I am interested by advanced analytics related to supply chain, and decided to take on a modeling project to gain experience and better understand one particular challenge: predicting whether a product will go on backorder.
Product backorder may be the result of strong sales performance (e.g. the product is in such high demand that production cannot keep up with sales). However, backorders can upset consumers, lead to canceled orders and decreased customer loyalty. Companies want to avoid backorders, but also avoid overstocking every product (leading to higher inventory costs).
I used data from Kaggle, which had approx. 1.9 million observations of parts in an 8 week period. The source of the data is unreferenced.
Predictors: Current inventory, sales history, forecasted sales, recommended stocking amount, part risk flags etc. (22 predictors in total)
- Imbalanced outcome: Only 0.7% of parts actually go on backorder.
- Outliers and skewed predictors: Part quantities (stock, sales etc.) can be on very different scales.
- Missing data: A few variables have data that are missing (not at random).
- n>>p: There are many observations (1.9 million) relative to the number of predictors (22).
We made several modeling decisions to address these issues:
- Perform well with imbalanced data typically
- Robust to outliers and the skewed predictors: Because they are using tree partitioning algorithms and not producing coefficient estimates, outliers and skewness are not as much of a concern as for other predictive models.
- Dealing with missing data: The few variables with missing data had mean imputed, and a binary variable was created to indicate whether the observation had missing data, in hopes to account for the missing data not being random.

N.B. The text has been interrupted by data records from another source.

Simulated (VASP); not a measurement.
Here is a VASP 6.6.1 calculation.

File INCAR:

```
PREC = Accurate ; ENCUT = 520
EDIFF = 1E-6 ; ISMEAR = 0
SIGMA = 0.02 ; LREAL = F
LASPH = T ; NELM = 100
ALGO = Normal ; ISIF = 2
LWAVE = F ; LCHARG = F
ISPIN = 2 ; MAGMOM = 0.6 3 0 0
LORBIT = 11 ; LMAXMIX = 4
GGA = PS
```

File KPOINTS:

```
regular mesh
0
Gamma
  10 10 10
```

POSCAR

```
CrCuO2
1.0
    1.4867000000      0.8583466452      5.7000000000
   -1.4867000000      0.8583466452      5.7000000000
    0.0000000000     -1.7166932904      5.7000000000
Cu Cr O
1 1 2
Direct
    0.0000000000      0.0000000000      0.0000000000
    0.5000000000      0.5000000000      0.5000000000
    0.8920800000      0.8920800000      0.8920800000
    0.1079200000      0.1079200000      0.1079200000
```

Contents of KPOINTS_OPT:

- KFold: We use 10-fold cross-validation in order to tune model parameters (maximum number of variables to try and minimum leaf size), as well as compare model performance.
- The ROC Area Under the Curve (AUC) was used as a validation metric because the outcome is so imbalanced. By looking at ROC curves, we may determine a cutoff threshold for classification after fitting the models, rather than naively assuming a threshold of 0.5.